Data Model Meets World, Part VI: Design for Scalability
You’ve created an awesome data model, but can it handle success?
In this series of articles, I’m responding to a series of questions that I received from a reader of of my book Cassandra: The Definitive Guide, 2nd Edition (O’Reilly), who asked several questions about how the hotel data model presented in the book would work in practice.
Previously we’ve discussed how to navigate relationships between different data types, how to maintain the unique identity of data over time, how to reconcile your data model with your architecture, when to use a multi-model database approach, and how to extend your data models to support new queries.
In this post, we’ll discuss how the data modeling decisions you make both up front and over time affect your ability to maintain high performance as your system scales.
The moving target
Those of you who have built and maintained cloud-scale applications or other large enterprise systems will know that performance is a moving target. We provision hardware based on expected traffic, building in tolerance for peak times. We may even take advantage of auto-scaling technologies to help offload the operational burden of scaling up and down, because we know the load on our system is going to change over time.
If our applications are successful, the load on them grows as we add new users, new features, and new integrations. We carefully instrument and monitor our applications for conformance to key metrics enshrined in service-level agreements (SLAs), because we know that the way our system responds over time is constantly changing. As each new performance challenge arises, we analyze and address it, either by adding capacity (less painful), or reworking key areas (more painful).
In this context of continual optimization for larger and larger scales, the data tier is often a limiting factor, due to factors including I/O throughput, CPU and memory usage. Although we can often gain improvements through in-memory caching technologies, data access speed is often the dominant factor in application performance.
Beyond that, I’ll argue that data modeling is the key driver of data tier performance, whether you’re using Cassandra or not. So if you put those two thoughts together, I’m basically asserting that the data model is the biggest driver of overall application performance, and potentially the biggest factor impacting our ability to scale our applications.
This is certainly not to discount the importance of performance tuning for applications using Cassandra. In fact, there is a whole chapter in the book devoted to Cassandra performance tuning topics including heap size, thread pools, compaction, and so on. And that is just on the Cassandra nodes themselves. The DataStax drivers also offer up a number of options that can be tuned on the application side.
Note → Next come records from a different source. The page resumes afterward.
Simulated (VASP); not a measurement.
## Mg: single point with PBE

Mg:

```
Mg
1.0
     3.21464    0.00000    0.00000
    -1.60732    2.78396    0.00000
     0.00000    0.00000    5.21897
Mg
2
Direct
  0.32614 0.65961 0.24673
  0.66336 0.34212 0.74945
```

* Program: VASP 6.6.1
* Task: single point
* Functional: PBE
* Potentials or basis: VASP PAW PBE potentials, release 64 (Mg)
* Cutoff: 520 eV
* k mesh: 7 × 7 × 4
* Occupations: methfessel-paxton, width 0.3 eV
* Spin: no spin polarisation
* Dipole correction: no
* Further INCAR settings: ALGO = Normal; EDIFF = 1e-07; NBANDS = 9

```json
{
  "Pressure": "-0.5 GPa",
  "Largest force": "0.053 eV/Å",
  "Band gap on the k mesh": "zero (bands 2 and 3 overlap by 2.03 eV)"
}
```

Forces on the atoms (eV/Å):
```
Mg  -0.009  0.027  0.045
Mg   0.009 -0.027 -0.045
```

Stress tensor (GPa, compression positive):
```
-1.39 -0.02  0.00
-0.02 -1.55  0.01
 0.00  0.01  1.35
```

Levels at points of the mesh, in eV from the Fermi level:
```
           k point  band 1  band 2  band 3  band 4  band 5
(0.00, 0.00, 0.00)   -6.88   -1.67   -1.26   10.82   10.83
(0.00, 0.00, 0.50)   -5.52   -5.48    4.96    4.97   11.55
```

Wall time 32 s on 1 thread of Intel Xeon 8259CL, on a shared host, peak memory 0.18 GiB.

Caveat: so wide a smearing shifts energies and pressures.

Without question, these aspects of performance tuning are important to the overall performance and scalability of your application as perceived by your end users. But I’ll argue that performance tuning is really about refinement — these knobs that we twist are most likely to help when the basic level of performance is within range of our target SLAs.
Bad data modeling choices, however, can lead to loads on our systems which will render our performance tuning efforts moot. You can’t tune your way around a bad data model.
Anti-patterns show up at scale
We’ve probably all encountered cases where we failed to use a consumer product according to the instructions and then got frustrated when it didn’t work as expected. I’ve definitely seen this happen with Cassandra as well.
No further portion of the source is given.